* WITOLD LUTOSLAWSKI: Symphony No. 3; Chain 3; Concerto for Orchestra – BBC Sym. Orch./ Edward Gardner – Chandos

by | Jun 21, 2012 | SACD & Other Hi-Res Reviews

* WITOLD LUTOSLAWSKI: Symphony No. 3; Chain 3; Concerto for Orchestra – BBC Sym. Orch./ Edward Gardner – Chandos multichannel SACD CHSA 5082, 69:56 [Distr. by Naxos] *****:
1983 saw the premiere of Lutoslawski’s Third Symphony, dedicated to and performed by Georg Solti and the Chicago Symphony Orchestra. There have been a number of recordings since, and those by Salonen and Barenboim stand out. But neither of these even approaches this magnificent SACD reading by Gardner and the BBC. This work is a towering masterpiece based on a four-note repeated “E” motif that utilizes a complex and intricate development that makes superb use of the orchestra as an aid in that progression. Dramatically things simply could not be better; Lutoslawski saw himself in a mainstream tradition that started with Stravinsky and worked through Bartok, part of a great continuum of composers, and as such paid only peripheral attention to some of the techniques of the avant-garde. Here he is very concerned with dramatic thrust and reasonable continuity of form, and the results could not be more thrilling, aided by the deeply resonant surround sound and spectacular playing of the BBC musicians.
Chain 3 was a 1986 San Francisco premiere, the last of three same-named pieces that refer to a technique of overlapping textures. This piece might be called Symphony No. 3 “light” as the scoring is much more reserved in scope and the overall tone is quieter and more illuminatingly impressionistic. It makes a perfect follow-up to the Symphony.

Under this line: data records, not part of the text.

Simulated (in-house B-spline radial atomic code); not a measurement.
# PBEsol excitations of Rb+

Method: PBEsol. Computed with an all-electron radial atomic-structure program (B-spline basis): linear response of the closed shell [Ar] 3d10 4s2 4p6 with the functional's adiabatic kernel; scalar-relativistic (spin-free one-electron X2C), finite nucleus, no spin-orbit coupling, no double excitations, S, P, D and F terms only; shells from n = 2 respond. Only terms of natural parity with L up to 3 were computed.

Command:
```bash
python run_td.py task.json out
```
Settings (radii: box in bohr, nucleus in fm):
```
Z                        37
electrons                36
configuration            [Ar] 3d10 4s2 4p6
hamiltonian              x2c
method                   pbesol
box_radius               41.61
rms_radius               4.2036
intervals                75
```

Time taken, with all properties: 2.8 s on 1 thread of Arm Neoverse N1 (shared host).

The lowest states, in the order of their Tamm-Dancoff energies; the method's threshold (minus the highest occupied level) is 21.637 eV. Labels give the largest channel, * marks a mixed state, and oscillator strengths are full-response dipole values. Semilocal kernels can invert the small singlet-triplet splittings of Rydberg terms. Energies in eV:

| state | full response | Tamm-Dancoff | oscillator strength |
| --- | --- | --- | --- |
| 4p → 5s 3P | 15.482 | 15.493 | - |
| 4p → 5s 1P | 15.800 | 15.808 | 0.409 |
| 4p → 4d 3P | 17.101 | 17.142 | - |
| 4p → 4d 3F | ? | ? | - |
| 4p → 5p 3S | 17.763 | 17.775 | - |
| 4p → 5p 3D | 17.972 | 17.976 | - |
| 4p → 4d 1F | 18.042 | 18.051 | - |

Perhaps the most famous work of the composer is his 1954 Concerto for Orchestra, one of the defining pieces of post-war modernism. Lutoslawski was sickened by the then-mandatory conscriptions of Soviet “socialist realism”, and was able to placate the Polish authorities by using no fewer than eleven folk melodies as the melodic basis for the work. He also treated the piece as true to its title, a genuine concerto that brilliantly shows off the capabilities of the individual sections of the orchestra as well as its component sections. The contours and many dramatic interludes seamlessly form to make a piece of affecting and even riveting excitement that for me, at least, tops Bartok’s composition of the same name.
Again, the playing is wonderful and the sound simply state-of-the-art superlative. This is an essential release for anyone that loves classical music!